Facebook’s chief security officer, Alex Stamos stated that the bounty program “Will help us find the cases of data abuse not tied to security vulnerability. … This will cover both hemispheres, and help surface more cases like Cambridge Analytica so we can know about it first and take action.”
Before you start counting your coin, it is important to note that the bounty program has very specific requirements. Facebook is looking for “any situation where data that was legitimately collected from users via a Facebook platform app that they downloaded was then sold, stolen, or transferred to another company without authorization from Facebook.” Such a situation is a violation of Facebook’s data user agreement. Those who report potential violations must have first-hand knowledge of the offense and cannot work solely off of speculation. Potential bounty hunters can only provide information that they are able to legally access. Public data also does not qualify for a bounty reward.
The submitted case must involve at least 10,000 Facebook users and demonstrate how the data was collected and abused. Data scraping by automated tools and other malware abuses on platforms such as Instagram are not currently covered in this bounty program.
Bounty hunters can submit potential cases through Facebook’s “Data Abuse Bounty” form. Facebook will ask the reporter for additional information if their team wants to launch a more detailed investigation. Facebook may then shut down the platform app, conduct an onsite forensic audit, and/or take legal action. Investigations usually take between three to six months, but may last longer. Rewards start at $500 USD and go up to $40,000 USD. Only the first person to report the violation will be rewarded.
Facebook currently has a team of ten people on their bug bounty team. They plan to add more members and teams to investigate claims. It is the first program of its kind in the industry and builds on Facebook’s existing bug bounty program.
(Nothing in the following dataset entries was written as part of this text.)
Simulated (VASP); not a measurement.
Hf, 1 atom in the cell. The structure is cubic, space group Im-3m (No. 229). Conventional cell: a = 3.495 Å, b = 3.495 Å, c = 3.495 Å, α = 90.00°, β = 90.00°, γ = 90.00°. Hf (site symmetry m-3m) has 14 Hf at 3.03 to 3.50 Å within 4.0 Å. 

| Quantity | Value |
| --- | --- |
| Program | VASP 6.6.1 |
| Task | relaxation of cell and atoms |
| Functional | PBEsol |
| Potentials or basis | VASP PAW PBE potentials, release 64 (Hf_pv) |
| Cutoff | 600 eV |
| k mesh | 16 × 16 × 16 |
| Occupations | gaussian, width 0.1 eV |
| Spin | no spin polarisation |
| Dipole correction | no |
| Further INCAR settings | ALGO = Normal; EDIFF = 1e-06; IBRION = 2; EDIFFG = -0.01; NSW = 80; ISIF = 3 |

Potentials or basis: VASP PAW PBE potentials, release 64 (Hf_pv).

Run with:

Facebook first announced their plans for a bounty program in late March. The program is in response to the notorious Cambridge Analytica scandal that leaked the information of 87 million Facebook users. The leak began with a psychology and personality quiz app that was installed by around 300,000 users. This app asked permission to access a user’s contacts list and, by extension, the information of those contacts. Cambridge Analytica, a data analytics firm, allegedly used the unauthorized data to influence voters during the 2016 United States presidential election.